The nine-minute second movement is for soprano, clarinets, horns, piano and strings, and contains a libretto formed from the prayer to the Virgin Mary inscribed by Blazusiakówna on the cell wall in Zakopane. According to the composer, "I wanted the second movement to be of a highland character, not in the sense of pure folklore, but the climate of Podhale … I wanted the girl's monologue as if hummed … on the one hand almost unreal, on the other towering over the orchestra." The movement opens with a folk drone, A–E, and a melodic fragment, E–G♯–F♯, which alternate with sudden plunges to a low B♭–D♭ dyad. Thomas describes the effect as "almost cinematic … suggest[ing] the bright open air of the mountains". As the soprano begins to sing, her words are supported by the orchestra until she reaches a climaxing top A♭. The movement is resolved when the strings hold a chord without diminuendo for just over two minutes. The final words of the movement are the first two lines of the Polish Ave Maria, sung twice on a repeated pitch by the soprano.
The tempo of the third movement is not as slow as the previous two, and subtle changes in dynamism and mode make it more complex and involving than it may at first appear. It comprises three verses in A minor and, like the first movement, is constructed from evolving variations on a simple motif. The melody is established in the opening verse, and the second and third verses revisit the cradling motifs of the second movement. As in the second movement, the motifs are built up from inversions of plain triads and seventh chords stretching across several octaves. As the soprano sings the final words, the key changes to a pure diatonic A major which accompanies, in writer David Ellis's words, the "ecstatic final stanza":
The orchestra returns to A minor before a final postlude in A major. In Górecki's own words: "Finally there came that unvarying, persistent, obstinate 'walczyk' [on the chord of A], sounding well when played piano, so that all the notes were audible. For the soprano, I used a device characteristic of highland singing: suspending the melody on the third [C♯] and descending from the fifth to the third while the ensemble moves stepwise downward [in sixths]".

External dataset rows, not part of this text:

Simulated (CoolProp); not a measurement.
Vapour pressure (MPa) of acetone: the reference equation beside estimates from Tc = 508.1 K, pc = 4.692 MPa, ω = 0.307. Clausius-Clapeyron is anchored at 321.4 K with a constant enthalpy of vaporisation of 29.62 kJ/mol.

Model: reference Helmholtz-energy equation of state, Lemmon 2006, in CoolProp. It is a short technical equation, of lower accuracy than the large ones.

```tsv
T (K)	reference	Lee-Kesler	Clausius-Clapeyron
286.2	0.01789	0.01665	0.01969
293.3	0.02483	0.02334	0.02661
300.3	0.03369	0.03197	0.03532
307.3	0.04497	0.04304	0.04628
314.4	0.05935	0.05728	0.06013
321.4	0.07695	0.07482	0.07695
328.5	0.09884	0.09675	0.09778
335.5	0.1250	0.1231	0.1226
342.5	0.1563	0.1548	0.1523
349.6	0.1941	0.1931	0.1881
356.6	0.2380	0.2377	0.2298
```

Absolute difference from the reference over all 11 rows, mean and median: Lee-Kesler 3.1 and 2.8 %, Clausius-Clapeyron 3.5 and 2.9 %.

In 1985, the French filmmaker Maurice Pialat featured a section of the third movement in the ending credits of his movie Police. When the work was later repackaged as a "soundtrack album", it sold well, although the sleeve notes provided little information about the work, and Górecki's name appeared in smaller type than those of the main actors. In the mid-1980s, British industrial music group Test Dept used Symphony No. 3 as a backdrop for video collages during their concerts, recasting the symphony as a vehicle for the band's sympathy with the Polish Solidarity movement, which Górecki also supported (his 1981 piece Miserere was composed in part as a response to government opposition of Solidarity trade unions). During the late 1980s, the symphony received increasing airplay on US and British classical radio stations, notably BBC Radio 3. The fall of communism helped to spread the popularity of Polish music generally, and by 1990 the symphony was being performed in major cities such as New York, London and Sydney. A 1991 recording with the London Sinfonietta, conducted by David Zinman and featuring the soloist Dawn Upshaw, was released in 1992 by the Elektra imprint Nonesuch Records. Within two years, the recording had sold more than 700,000 copies worldwide; the recording climbed to number 6 on the mainstream UK album charts, and while it did not appear on the US Billboard 200, it stayed at the top of the US classical charts for 38 weeks. The Zinman/Upshaw recording has sold over a million copies.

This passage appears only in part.